In the second part of his treatise Monsieur Coumaul discusses the conditions essential to the independence of the judicial power, such as the mode of appointment, removability of the judges, etc.; reforms of organization; procedural reform; and the importance of judicial forms. He favors a modification of the principle of plurality of judges. which has always been a fundamental principle of French judicial organization, and suggests that better results would be attained if the tribunals of first instance were constituted with a single judge instead. of three, and the courts of appeal with three judges instead of five, as is now the practice. He also makes a plea for the extension of the jurisdiction of the justices of the peace and a general improvement of these much neglected though very important tribunals. It may be remarked here that a beginning in this direction was made in 1905 by the enactment of a law framed by the minister of justice Cruppi—a law which not only enlarged the jurisdiction of the justices of the peace, but provided certain guarantees concerning methods of appointment and advancement of the magistrates.
J. W. GARNER.
Les Methodes Juridiques. Lecons faites au Collège Libre des Sciences Sociales. By MM. F. LARNAUDE, H. BERTHÉLEMY, TISSIER, H. TRUCHY, E. THALLER, PILLET, E. GARÇON, Professeurs à la Faculté de droit de Paris; E. GÉNY, Professeur à la Faculté de droit de Nancy. (Paris: V. Giard et E. Brière, 1911. Pp. xxiv, 231.)
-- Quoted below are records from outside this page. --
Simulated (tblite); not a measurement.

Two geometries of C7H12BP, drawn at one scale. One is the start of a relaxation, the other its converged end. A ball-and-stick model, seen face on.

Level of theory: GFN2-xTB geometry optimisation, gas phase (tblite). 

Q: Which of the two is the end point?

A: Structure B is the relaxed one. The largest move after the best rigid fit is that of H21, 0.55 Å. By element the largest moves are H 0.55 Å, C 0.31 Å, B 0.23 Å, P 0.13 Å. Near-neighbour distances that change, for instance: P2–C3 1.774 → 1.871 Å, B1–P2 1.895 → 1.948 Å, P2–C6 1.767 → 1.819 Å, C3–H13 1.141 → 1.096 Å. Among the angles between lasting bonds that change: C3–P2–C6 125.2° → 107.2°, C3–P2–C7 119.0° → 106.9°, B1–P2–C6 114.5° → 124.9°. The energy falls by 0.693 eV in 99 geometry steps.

This is a collection of studies in juridical methods delivered in the form of lectures before the Collège Libre des Sciences Sociales of Paris in 1910, the initiative being due to Professor Raymond Saleilles, who organized the course. M. Paul Deschanel, a distinguished French publicist, formerly President of the Chamber of Deputies, contributes a preface in which he dwells upon the importance of the question of judicial methods in the social life of today. Three facts, he says, contribute to the importance of the question in France. First, the antiquity of the French codes and especially of the civil code. The method of literal interpretation, once so easy, no longer suffices, since a host of new questions now come before the tribunals for which the code makes no provision. Second, the peculiar character of French administrative legislation. Never having been codified it lacks the unity which is characteristic of the civil law. It has, therefore, been left to the jurisprudence of the Council of State to develop principles and juridical constructions, and this it has done in an admirable manner. Third, the introduction of the social and economic sciences into the law faculties has given a new character to judicial studies, so that the jurist today must preoccupy himself with a method of interpretation in harmony with actual needs and existing ideas. Professor Saleilles contributes an introductory paper in which he develops the idea of M. Deschanel that the French codes are out of date. The civil code, in particular, he remarks, was made for a society essentially individualistic, while the French society of today is moving more and more in the direction of collectivism.
Professor Larnaude's paper, perhaps the most important in the group deals with the conception and methods of public law; Professor Berthélemy treats of the method applicable to the study of administrative law, showing how an efficient administrative system may be consistent. with a wide and well-protected individual liberty; Professor Truchy discusses methods in political economy; Professor Tissier, the social and economic rôle of civil procedure; Professor Thaller, method in commercial law; Professor Pillet, method in international law; Professor
Gény, the procedure of elaboration of the civil law; and Professor Garçon, the methods employed in criminal law. Next to Professor Larnaude's paper those of Professor Tissier and Professor Garçon possess the most general interest. Professor Tissier dwells upon the economic and social significance of a simple, expeditious and inexpensive procedure in the administration of justice, and shows that the existing French procedure lacks all three of these elements. There is about it, he says, too much réglement, too much formalism, and too much expense. Among the reforms which he suggests is to give the judge a larger power of direction in the trial, simplify the forms of procedure, and reduce the fees to which litigants are subject. Professor Garçon's paper deals mainly with the nature of the criminal law, theories of punishment and criminal statistics. Regarding the methods of combatting crime he affirms that the more rational and effective procedure is not hanging or imprisonment but the removal of the causes.
J. W. GARNER.
The Greek Commonwealth. Politics and Economics in Fifth Century Athens. By ALFRED E. ZIMMERN, Lecturer at the London School of Economics and Political Science. (Oxford Clarendon Press, 1911. Pp. 454.)
In this book we have a most attractive presentation of two interesting phases of the history of Athens in its best period. There are three parts to the book, the first, comprising fifty-one pages, on the sea, the climate, and the soil of the Mediterranean Area. This geographical section is clear, suggestive and interesting, and is quite the best part of the book. It forms, however, in the author's mind, only the background and stage against and on which to put the drama of fifth century life in Athens. In the section entitled Politics, therefore, various elements must play their parts to bring about the ideal of citizenship. Fellowships, or the rule of public opinion, custom, or the rule of the family, efficiency, or the rule of the magistrate, are chapters in early Athenian politics, and the available source of material for them, though scanty, is handled satisfactorily. The next four chapters, gentleness or the rule of religion, law or the rule of fair play, self-government or the rule of the people, and liberty or the rule of the Empire, are much too idealistic in treatment, and suffer accordingly.